This might sound evident, but it needs to be here because there can’t be another first step to optimization: if you’re trying to optimize, you should first look into avoiding work. This includes concepts like memoization, laziness and incremental computation. This would be applied differently depending on the context. In React, for example, that would mean applying memo(), useMemo() and other applicable primitives.

1. Avoid string comparisons

Javascript makes it easy to hide the real cost of string comparisons. If you need to compare strings in C, you’d use the strcmp(a, b) function. Javascript uses === instead, so you don’t see the strcmp. But it’s there, and a string comparison will usually (but not always) require comparing each of the characters in the string with the ones in the other string; string comparison is O(n). One common JavaScript pattern to avoid is strings-as-enums. But with the advent of TypeScript this should be easily avoidable, as enums are integers by default.

// No
enum Position {
  TOP    = 'TOP',
  BOTTOM = 'BOTTOM',
}

// Yeppers
enum Position {
  TOP,    // = 0
  BOTTOM, // = 1
}

Here is a comparison of the costs:

// 1. string compare
const Position = {
  TOP: 'TOP',
  BOTTOM: 'BOTTOM',
}
 
let _ = 0
for (let i = 0; i < 1000000; i++) {
  let current = i % 2 === 0 ?
    Position.TOP : Position.BOTTOM
  if (current === Position.TOP)
    _ += 1
}

// 2. int compare
const Position = {
  TOP: 0,
  BOTTOM: 1,
}
 
let _ = 0
for (let i = 0; i < 1000000; i++) {
  let current = i % 2 === 0 ?
    Position.TOP : Position.BOTTOM
  if (current === Position.TOP)
    _ += 1
}

As you can see, the difference can be significant. The difference isn’t necessarily due to the strcmp cost as engines can sometimes use a string pool and compare by reference, but it’s also due to the fact that integers are usually passed by value in JS engines, whereas strings are always passed as pointers, and memory accesses are expensive (see section 5). In string-heavy code, this can have a huge impact.
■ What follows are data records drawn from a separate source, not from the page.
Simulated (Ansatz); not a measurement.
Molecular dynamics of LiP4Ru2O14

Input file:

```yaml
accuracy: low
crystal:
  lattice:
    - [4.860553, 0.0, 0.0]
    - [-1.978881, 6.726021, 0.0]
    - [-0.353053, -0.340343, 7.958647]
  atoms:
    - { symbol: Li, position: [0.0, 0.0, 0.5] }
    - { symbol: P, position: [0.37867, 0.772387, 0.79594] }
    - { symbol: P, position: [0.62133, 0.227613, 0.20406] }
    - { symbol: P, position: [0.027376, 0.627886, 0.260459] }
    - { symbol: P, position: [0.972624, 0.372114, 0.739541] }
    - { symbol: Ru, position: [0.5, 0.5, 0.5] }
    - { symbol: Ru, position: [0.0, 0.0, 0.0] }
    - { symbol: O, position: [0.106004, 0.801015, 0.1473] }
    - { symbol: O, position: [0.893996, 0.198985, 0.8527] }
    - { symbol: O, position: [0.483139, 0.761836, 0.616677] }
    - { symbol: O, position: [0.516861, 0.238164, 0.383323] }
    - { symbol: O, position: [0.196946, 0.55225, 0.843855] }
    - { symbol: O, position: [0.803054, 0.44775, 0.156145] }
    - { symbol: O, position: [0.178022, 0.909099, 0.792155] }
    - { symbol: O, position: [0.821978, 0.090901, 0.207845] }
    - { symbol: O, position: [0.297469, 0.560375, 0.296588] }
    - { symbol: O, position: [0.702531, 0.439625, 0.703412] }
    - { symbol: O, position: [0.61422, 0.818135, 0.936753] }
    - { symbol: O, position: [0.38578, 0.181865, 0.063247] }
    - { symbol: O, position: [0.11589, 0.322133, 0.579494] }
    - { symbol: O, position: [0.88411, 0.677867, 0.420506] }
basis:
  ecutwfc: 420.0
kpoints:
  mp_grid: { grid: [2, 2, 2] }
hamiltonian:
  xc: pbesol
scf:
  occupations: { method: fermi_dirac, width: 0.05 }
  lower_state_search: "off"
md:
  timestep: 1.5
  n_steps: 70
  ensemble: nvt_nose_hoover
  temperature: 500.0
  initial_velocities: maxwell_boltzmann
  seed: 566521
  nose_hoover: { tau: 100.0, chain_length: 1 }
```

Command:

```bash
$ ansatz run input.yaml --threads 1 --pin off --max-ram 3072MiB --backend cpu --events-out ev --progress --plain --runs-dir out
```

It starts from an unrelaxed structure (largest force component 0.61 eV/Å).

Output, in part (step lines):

For a real-world example, I was able to make this JSON5 javascript parser run 2x faster* just by replacing string constants with numbers.
*Unfortunately it wasn’t merged, but that’s how open-source is.

2. Avoid different shapes

Javascript engines try to optimize code by assuming that objects have a specific shape, and that functions will receive objects of the same shape. This allows them to store the keys of the shape once for all objects of that shape, and the values in a separate flat array. To represent it in javascript:

const objects = [
  {
    name: 'Anthony',
    age: 36,
  },
  {
    name: 'Eckhart',
    age: 42
  },
]

const shape = [
  { name: 'name', type: 'string' },
  { name: 'age',  type: 'integer' },
]
 
const objects = [
  ['Anthony', 36],
  ['Eckhart', 42],
]
 

For example, at runtime if the following function receives two objects with the shape { x: number, y: number }, the engine is going to speculate that future objects will have the same shape, and generate machine code optimized for that shape.

function add(a, b) {
  return {
    x: a.x + b.x,
    y: a.y + b.y,
  }
}

If one would instead pass an object not with the shape { x, y } but with the shape { y, x }, the engine would need to undo its speculation and the function would suddenly become considerably slower. I’m going to limit my explanation here because you should read the excellent post from mraleph if you want more details, but I’m going to highlight that V8 in particular has 3 modes, for accesses that are: monomorphic (1 shape), polymorphic (2-4 shapes), and megamorphic (5+ shapes). Let’s say you really want to stay monomorphic, because the slowdown is drastic:

// setup
let _ = 0

// 1. monomorphic
const o1 = { a: 1, b: _, c: _, d: _, e: _ }
const o2 = { a: 1, b: _, c: _, d: _, e: _ }
const o3 = { a: 1, b: _, c: _, d: _, e: _ }
const o4 = { a: 1, b: _, c: _, d: _, e: _ }
const o5 = { a: 1, b: _, c: _, d: _, e: _ } // all shapes are equal

// 2. polymorphic
const o1 = { a: 1, b: _, c: _, d: _, e: _ }
const o2 = { a: 1, b: _, c: _, d: _, e: _ }
const o3 = { a: 1, b: _, c: _, d: _, e: _ }
const o4 = { a: 1, b: _, c: _, d: _, e: _ }
const o5 = { b: _, a: 1, c: _, d: _, e: _ } // this shape is different

// 3. megamorphic
const o1 = { a: 1, b: _, c: _, d: _, e: _ }
const o2 = { b: _, a: 1, c: _, d: _, e: _ }
const o3 = { b: _, c: _, a: 1, d: _, e: _ }
const o4 = { b: _, c: _, d: _, a: 1, e: _ }
const o5 = { b: _, c: _, d: _, e: _, a: 1 } // all shapes are different

// test case
function add(a1, b1) {
  return a1.a + a1.b + a1.c + a1.d + a1.e +
         b1.a + b1.b + b1.c + b1.d + b1.e }
 
let result = 0
for (let i = 0; i < 1000000; i++) {
  result += add(o1, o2)
  result += add(o3, o4)
  result += add(o4, o5)
}

What the eff should I do about this?

Easier said than done but: create all your objects with the exact same shape. Even something as trivial as writing your React component props in a different order can trigger this.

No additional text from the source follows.